The I think must accompany all my representations, for otherwise something could be represented in me which could not  be thought. What makes representation mine - unity does not belong to the object- is a function of the subject and presupposed in it. So the foundation of the object lies in the subjet. The notion of object structurally presupposes the subject. The 12 modes of unifying the multiple (12 possible syntheses) presuppose an originary unity: consciousness-self consciousness which Kant calls the cogito. Each multiple of intuition (space/time) has a necessary relation to the cogito. The transcendental and necessary unity of apperception is what is the  end product of a process of connection and synthesis of phenomena, which in turns depend on the application of the representation of an object in ituition to experience.

This cogito is necessary for us for if we lacked it we would modify according to each perception.

‘For the manifold representations which are given in an intuition would not all of them be my representations, if they did not all belong to one self-consciousness, that is, as my representations (even although I am not conscious of them as such), they must conform to the condition under which alone they can exist together in a common self-consciousness, because otherwise they would not all without exception belong to me.’  […] for the reason alone that I can comprehend the variety of my representations in one consciousness, do I calll them my representations, for otherwise I must have as many-coloured and various a self as are the representations of which I am conscious.’ (CPR p 94-95)

The I think is an act of spontaneity, and Kant also calls it pure apperception. Apperception in Kant means consciousness, but as an act, an activity, rather than a state. In the Anthropology we will find discussions of the role of apperception in relation to the Gemut (inner sense) that Foucault will dwell on in his dissertation. Kant is keen to differentiate inner sense from pure apperception, and judges psychology on the basis of the failure to apply this distinction between them.

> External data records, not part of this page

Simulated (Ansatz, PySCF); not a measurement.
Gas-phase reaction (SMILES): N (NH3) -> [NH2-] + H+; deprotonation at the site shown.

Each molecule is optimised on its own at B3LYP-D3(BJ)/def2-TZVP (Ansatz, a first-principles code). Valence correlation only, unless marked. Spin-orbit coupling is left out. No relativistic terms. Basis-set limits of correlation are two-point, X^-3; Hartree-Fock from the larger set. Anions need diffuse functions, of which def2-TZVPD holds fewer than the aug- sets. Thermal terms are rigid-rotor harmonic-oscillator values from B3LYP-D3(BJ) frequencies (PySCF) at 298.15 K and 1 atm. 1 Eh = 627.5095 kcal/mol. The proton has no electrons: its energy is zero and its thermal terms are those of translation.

‘If we consciouly imagine for ourselves the inner action (spontaneity), whereby a concept (a thought) becomes possible, we engage in reflection; if we consciously imagine for ourselves the susceptibility (receptivity), whereby a perception (perceptio), i.e. empirical observation, becomes possible, we engage in apprehension; however, if we consciously imagine both acts, then the consciousness of one’s self (apperceptio) can be divided into that of reflection and that of apprehension. Reflection is a consciousness of the understanding, whilst apprehension is a consciousness of the inner sense; reflection is pure apperception, but apprehension is empirical apperception; consequently, the former is falsely referred to as the inner sense. In psychology we investigate ourselves according to our percpetions of the inner sense; but in logic we make the investigation on the grounds of what the intellectual consciousness supplies us with. Here the self appears to us as twofold (which would be contradictory): (1) the self, as the subject of thinking (in logic), which means pure apperception (the merely reflecting self) of which nothing more can be said, except that it is entirely simple perception. (2) The self, as the object of the perception, consequently also part of the inner sense, contains a multiplicity of definitions which make inner experience possible. To ask whether or not a man conscious of different inner mental changes (either of his thoughts or of fundamental principles assumed by him) can say that he is the selfsame man, is an absurd question. For he can be conscious of these changes in the first place only on condition that he represents himself, in the different situations, as one and the same subject. The human ego is indeed twofold as regards its form (manner of representation), but not with respect to its matter (content).’ (Anthropology from a Pragmatic Point of View, footnote to p.18).

 ‘In the system of psychology, the inner sense is commonly held to be one with the faculty of apperception, while we, on the contrary, carefully distinguish them’. (CPR, p105)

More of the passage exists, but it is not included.